Kettle Range Rural School Soon To Be Razed
Motorists on County Trunk Highway B, two miles north of Mishicot, probably have noticed bricks being removed from the old Kettle Range (Mishicot Jt. 2) School. The bricks are being salvaged for reuse at a building in Milwaukee before the school is torn down. The one-room rural school house closed in the late 1950s when the district was reorganized and students were sent to the Mishicot grade school. Schmidt’s Farm Market then used the building as a vegetable stand to sell seed and eating potatoes and onions. The old school has been vacant for the past several years.
Built 135 years ago, in 1887, the brick school, 38 × 26 feet, is on the east side of the highway (former 163), which divides the Towns of Mishicot and Gibson, between Nuclear and E. Tapawingo Roads. It was built at a cost of $790. Carl Pries, Robert Guse and August Stehn were members of the building committee.
The brick school replaced an earlier structure of hewn logs, built by John Langhoff in 1866, on the site. It measured 26 × 22 feet and cost $173.92. A wood shed and outdoor toilets were also constructed. The log school was furnished with twelve benches, tables, a book chest, two blackboards and a chimney box. The first teacher in the log school was Henry Tisch.
The present front-gabled brick school features an entry door with an arched transom on the west side, facing the road. Three tall windows along the north and south walls allowed natural light inside the classroom. Lower sections of plastered walls in the classroom and cloakroom were covered with wainscoting, painted pale green. The building was heated by a stove during winter months. A single door on the rear or east wall led to the school yard.

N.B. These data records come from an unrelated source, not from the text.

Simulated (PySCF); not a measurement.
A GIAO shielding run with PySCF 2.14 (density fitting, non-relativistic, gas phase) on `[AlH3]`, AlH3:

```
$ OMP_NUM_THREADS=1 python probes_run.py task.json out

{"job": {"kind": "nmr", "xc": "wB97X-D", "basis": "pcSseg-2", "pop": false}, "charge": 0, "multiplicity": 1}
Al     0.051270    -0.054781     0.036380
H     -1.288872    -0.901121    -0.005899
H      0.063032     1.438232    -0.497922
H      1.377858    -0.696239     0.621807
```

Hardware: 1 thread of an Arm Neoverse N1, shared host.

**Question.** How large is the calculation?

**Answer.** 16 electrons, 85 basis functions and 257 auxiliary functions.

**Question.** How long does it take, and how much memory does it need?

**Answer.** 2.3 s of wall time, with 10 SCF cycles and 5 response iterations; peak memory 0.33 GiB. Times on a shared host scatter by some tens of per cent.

The highlight of each school term was the popular Christmas program with recitations, songs and skits by students. During the 1940s and 1950s, Kettle Range Busy Bees 4-H club meetings were held at the school. School projects prepared by Kettle Range students were often shown at county fairs.
During the winter of 1922, hoboes seeking nice warm quarters from cold nights entered the Kettle Range School (and other rural schools in the county) on several occasions. The schools were easy to enter and had an ample supply of fuel (wood or coal) on hand.
Teachers Melvin Heyroth and Lambkin Tetzlaff decided the practice must end and staged night raids at Kettle Range School. One night, a lone visitor was found and chased out. School boards, parents and taxpayers in districts throughout the county were concerned about possible fires and damage to books and other school property.
During its 90-year existence, hundreds of boys and girls from local farm families attended the Kettle Range School, where they learned reading, writing, arithmetic, spelling, U.S. history, geography and grammar. Evangeline Klein, Ruth Trousil, LaVern Sloup, Germaine Neuenfeldt and Winnifred Mayer were the last teachers at the rural school during the 1940s and 1950s.
The Kettle Range School, like so many other rural school houses in Manitowoc County, will be missed once the former center of learning no longer exists. Local residents should take some comfort knowing the old school served generations of rural children well. An old large black maple tree, possibly planted when the brick school was built, remains in the school yard. If only it could tell us all the stories of when the children sat and played beneath its spreading branches in the cool shade.